Tag Archives: Messerschmitt Bf 109

11 November 1937

Dr. Ing. Hermann Wurster (left of center, wearing goggles, flight helmet and parachute) with the record-setting Bf 109 V13, D-KPKY. (AIRBUS)
Dr.-Ing. Hermann Wurster (left of center, wearing goggles, flight helmet and parachute) with an early Bf 109. Second from right, the tall man wearing a flat cap and leather coat is Prof. Dr. Ing. e.h. Wilhelm Emil “Willy” Messerschmitt, the airplane’s designer. (Airbus Group)

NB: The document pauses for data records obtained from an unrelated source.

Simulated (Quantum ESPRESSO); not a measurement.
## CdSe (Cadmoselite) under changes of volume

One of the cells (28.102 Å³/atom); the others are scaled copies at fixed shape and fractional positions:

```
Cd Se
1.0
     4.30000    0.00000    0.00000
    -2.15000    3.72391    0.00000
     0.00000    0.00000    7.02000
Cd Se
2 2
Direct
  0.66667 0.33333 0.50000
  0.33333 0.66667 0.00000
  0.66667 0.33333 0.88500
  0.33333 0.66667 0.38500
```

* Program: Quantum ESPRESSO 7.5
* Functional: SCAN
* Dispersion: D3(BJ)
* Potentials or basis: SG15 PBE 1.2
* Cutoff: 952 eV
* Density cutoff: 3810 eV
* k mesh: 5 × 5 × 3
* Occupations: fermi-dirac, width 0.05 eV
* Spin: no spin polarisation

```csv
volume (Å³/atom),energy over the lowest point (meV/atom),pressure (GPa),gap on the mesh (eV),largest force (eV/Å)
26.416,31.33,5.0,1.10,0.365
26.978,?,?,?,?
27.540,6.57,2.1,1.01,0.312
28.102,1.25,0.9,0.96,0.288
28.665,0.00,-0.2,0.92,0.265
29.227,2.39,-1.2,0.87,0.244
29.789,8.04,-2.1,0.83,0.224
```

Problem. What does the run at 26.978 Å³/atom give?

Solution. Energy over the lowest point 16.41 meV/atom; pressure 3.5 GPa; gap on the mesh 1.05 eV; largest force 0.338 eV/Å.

11 November 1937: At Augsburg, Germany, Dr.-Ing. Hermann Wurster set a Fédération Aéronautique Internationale (FAI) World Record for Speed Over a 3 Kilometer Course when he flew a prototype Bayerische Flugzeugwerke AG Bf 109, D-IPKY, to an average speed of 610.95 kilometers per hour (379.63 miles per hour) in four passes over a 3-kilometer course.¹ This broke the speed record set two years earlier by Howard Hughes with his Hughes H-1 Special, NR258Y, by 43.83 kilometers per hour (27.23 miles per hour).²

Bayerische Flugzeugwerke Bf 109 V13 (Bayerische Flugzeugwerke Aktiengesellschaft)

Versuchsflugzeug 13, the BFW Bf 109 V13, Werk-Nr. 1050 (FAI records describe it as a Messerchmitt BF113, and contemporary news reports referred to it as the Messerschmitt BF 113R), was one of four prototypes built from production Junkers Jumo 210-powered Bf 109B airframes to test the Daimler-Benz AG DB 600 engine. It was given a civil registration, D-IPKY. Along with two Bf 109B fighters, V13 was part of an aerial demonstration team which was sent to the International Flying Meeting at Dübendorf, Switzerland, during the last week of July 1937. It was equipped with a Daimler-Benz DB 600 rated at 960 horsepower.

BFW Bf 109 V13, D-IPKY. Note the long air intake above the exhaust ports. (Unattributed)

On its return from Switzerland, V13 was prepared for a speed record attempt. It was given a standard drag reduction for racing airplanes, with all its seams filled and sanded smooth, and a coat of paint.

A modified version of the DB 601 engine was installed, reportedly capable of producing 1,660 horsepower for five minutes, with its maximum r.p.m increased from 2,500 to 2,800. It used special Bosch spark plugs. A three-bladed variable-pitch propeller was driven through gear reduction, although the gear ratio is unknown.

Record-setting Bayerische Flugzeugwerke Bf 109 V13, D-IPKY. (Unattributed)
Left three-quarter view of the record-setting Bayerische Flugzeugwerke Bf 109 V13, D-IPKY. (Unattributed)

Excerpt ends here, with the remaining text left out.